The Abu Dhabi Investment Authority (ADIA) is no longer the richest sovereign wealth fund in the world, according to the latest rankings issued by the Sovereign Wealth Fund Institute (SWFI).
With assets of $656.2 billion, the Norwegian Government Pension Fund has overtaken ADIA, which is estimated to have assets worth $627 billion.
China’s State Administration of Foreign Exchange (SAFE) continues to remain third on the list with assets worth around $567.9 billion while Saudi Arabia’s also maintained its fourth spot with approximately $532.8 billion.
The China Investment Corporation (CIC), with an estimated $482 billion of assets rounded up the top five.
Overall, the combined assets of SWFs increased six per cent in the third quarter of this year to $5.13 trillion, up from $4.84 trillion in Q3 2011.
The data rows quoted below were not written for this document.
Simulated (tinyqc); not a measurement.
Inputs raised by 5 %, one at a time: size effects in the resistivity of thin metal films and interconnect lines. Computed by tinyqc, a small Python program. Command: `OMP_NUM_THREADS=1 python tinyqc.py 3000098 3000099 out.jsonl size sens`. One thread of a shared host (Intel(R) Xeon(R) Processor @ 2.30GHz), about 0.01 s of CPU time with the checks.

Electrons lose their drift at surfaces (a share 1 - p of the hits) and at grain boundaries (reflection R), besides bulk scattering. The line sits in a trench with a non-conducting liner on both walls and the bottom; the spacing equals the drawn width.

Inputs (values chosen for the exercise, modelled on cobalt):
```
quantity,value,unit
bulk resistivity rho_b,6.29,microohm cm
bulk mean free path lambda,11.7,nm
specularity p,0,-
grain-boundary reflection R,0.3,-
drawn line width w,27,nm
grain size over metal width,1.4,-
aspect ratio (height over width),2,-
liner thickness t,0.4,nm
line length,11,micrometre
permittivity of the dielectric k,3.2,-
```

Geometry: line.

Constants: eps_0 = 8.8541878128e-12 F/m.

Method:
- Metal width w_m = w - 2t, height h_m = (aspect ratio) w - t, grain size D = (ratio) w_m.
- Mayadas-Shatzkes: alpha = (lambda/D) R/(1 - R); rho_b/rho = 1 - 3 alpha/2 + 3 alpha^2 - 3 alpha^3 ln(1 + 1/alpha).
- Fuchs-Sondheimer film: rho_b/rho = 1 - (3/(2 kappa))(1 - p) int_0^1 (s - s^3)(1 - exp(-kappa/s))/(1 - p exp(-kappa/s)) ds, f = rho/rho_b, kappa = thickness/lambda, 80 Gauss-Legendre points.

Currently, one third of the world’s top 20 investment funds are located in the Middle East with around $1.87 trillion assets under management, said SWFI.
ADIA, which has stakes in Citigroup and Britain’s Gatwick Airport, has never openly revealed the exact amount of assets under management.
However, in a report earlier this year, ADIA managing director Sheikh Hamed Bin Zayed Al Nahyan said that the fund was optimistic about the global economy.
“Despite facing undoubted short-term risks, the global economy offers many exciting and important opportunities,” he said.
“As a long-term investor, we see ourselves and others with similar investment horizons as providers of this necessary capital, with the advantage of patience and the ability to ride out dips in the economic cycle.”
According to Fabio Scacciavillani, chief economist at Oman Investment Fund and author of The New Economics Of Sovereign Wealth Funds, emerging markets hold the bulk of SWF funds.
“Emerging economies hold an impressive 81 per cent of government FX reserves, reflecting two decades of soaring current account surpluses and strong capital inflows. This wealth is now increasingly being deployed across the world through SWFs,” he told Gulf Business earlier this year.
“SWFs are increasingly filling a void in the financial markets and are providing capital to very important parts of the economy where much growth will come over the next 10 to 20 years, such as infrastructure,” he added.